How does this work? Essentially asyncio asks the executors to run their functions. Then, while an executor is running, asyncio will go run other code. For example, the ProcessPoolExecutor starts a bunch of processes, and then while waiting for those processes to finish, the ThreadPoolExecutor starts a bunch of threads. asyncio will then check in on these executors and collect their results when they are done. Furthermore, if you have other code using asyncio, you can run them while waiting for the processes and threads to finish.

- Narrowing in on what sections of code needs executors

It is not common that you will have many executors in your code, but what is a common problem that I have seen when people use threads/processes is that they will shove the entirety of their code into a thread/process, expecting it to work. For example, I once saw the following code (approximately):

from concurrent.futures import ThreadPoolExecutor
import requests

def get_data(url):
    return requests.get(url).json()["data"]

urls = [...]

with ThreadPoolExecutor() as executor:
    for data in executor.map(get_data, urls):
        print(data)

The funny thing about this piece of code is that it was slower with concurrency than without. Why? Because the resulting json was large, and having many threads consume a huge amount of memory was disastrous. Luckily the solution was simple:

from concurrent.futures import ThreadPoolExecutor
import requests

urls = [...]

with ThreadPoolExecutor() as executor:
    for response in executor.map(requests.get, urls):
        print(response.json()["data"])

Now only one json is unloaded into memory at a time, and everything is fine.

The lesson here?

You shouldn't try to just slap all of your code into threads/processes, you should instead focus in on what part of the code actually needs concurrency.

But what if get_data was not a function as simple as this case? What if we had to apply the executor somewhere deep in the middle of the function? This is where asyncio comes in:

import asyncio
import requests

async def get_data(url):
    # A lot of code.
    ...
    # The specific part that needs threading.
    response = await asyncio.to_thread(requests.get, url, some_other_params)
    # A lot of code.
    ...
    return data

urls = [...]

async def main():
    tasks = [get_data(url) for url in urls]
    for task in asyncio.as_completed(tasks):
        data = await task
        print(data)

asyncio.run(main())

Attempting the same with concurrent.futures is by no means pretty. You could use things such as callbacks, queues, etc., but it would be significantly harder to manage than basic asyncio code.

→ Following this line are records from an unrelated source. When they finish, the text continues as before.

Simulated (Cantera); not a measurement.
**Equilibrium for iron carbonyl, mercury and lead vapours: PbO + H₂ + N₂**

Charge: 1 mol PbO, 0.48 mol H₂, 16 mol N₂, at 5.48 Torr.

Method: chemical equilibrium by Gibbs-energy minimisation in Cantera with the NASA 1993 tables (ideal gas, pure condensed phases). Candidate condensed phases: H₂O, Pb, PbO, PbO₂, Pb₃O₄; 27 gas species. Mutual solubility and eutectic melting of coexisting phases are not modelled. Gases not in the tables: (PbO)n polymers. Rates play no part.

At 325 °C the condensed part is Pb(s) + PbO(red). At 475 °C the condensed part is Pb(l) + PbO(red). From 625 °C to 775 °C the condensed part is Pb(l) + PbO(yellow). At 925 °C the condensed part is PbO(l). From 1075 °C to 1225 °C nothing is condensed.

The fundamental difference between multiprocessing and multithreading is whether they share the same memory space. Threads share access to the same virtual memory space, so it is efficient and easy for threads to exchange their computation results (zero copy, and totally user-space execution).

Processes on the other hand have separate virtual memory spaces. They cannot directly read or write the other process’ memory space, just like a person cannot read or alter the mind of another person without talking to him. (Allowing so would be a violation of memory protection and defeat the purpose of using virtual memory. ) To exchange data between processes, they have to rely on the operating system’s facility (e.g. message passing), and for more than one reasons this is more costly to do than the “shared memory” scheme used by threads. One reason is that invoking the OS’ message passing mechanism requires making a system call which will switch the code execution from user mode to kernel mode, which is time consuming; another reason is likely that OS message passing scheme will have to copy the data bytes from the senders’ memory space to the receivers’ memory space, so non-zero copy cost.

It is incorrect to say a multithread program can only use one CPU. The reason why many people say so is due to an artifact of the CPython implementation: global interpreter lock (GIL). Because of the GIL, threads in a CPython process are serialized. As a result, it appears that the multithreaded python program only uses one CPU.

But multi thread computer programs in general are not restricted to one core, and for Python, implementations that do not use the GIL can indeed run many threads in parallel, that is, run on more than one CPU at the same time. (See https://wiki.python.org/moin/GlobalInterpreterLock).

Given that CPython is the predominant implementation of Python, it’s understandable why multithreaded python programs are commonly equated to being bound to a single core.

With Python with GIL, the only way to unleash the power of multicores is to use multiprocessing (there are exceptions to this as mentioned below). But your problem better be easily partition-able into parallel sub-problems that have minimal intercommunication, otherwise a lot of inter-process communication will have to take place and as explained above, the overhead of using the OS’ message passing mechanism will be costly, sometimes so costly the benefits of parallel processing are totally offset. If the nature of your problem requires intense communication between concurrent routines, multithreading is the natural way to go. Unfortunately with CPython, true, effectively parallel multithreading is not possible due to the GIL. In this case you should realize Python is not the optimal tool for your project and consider using another language.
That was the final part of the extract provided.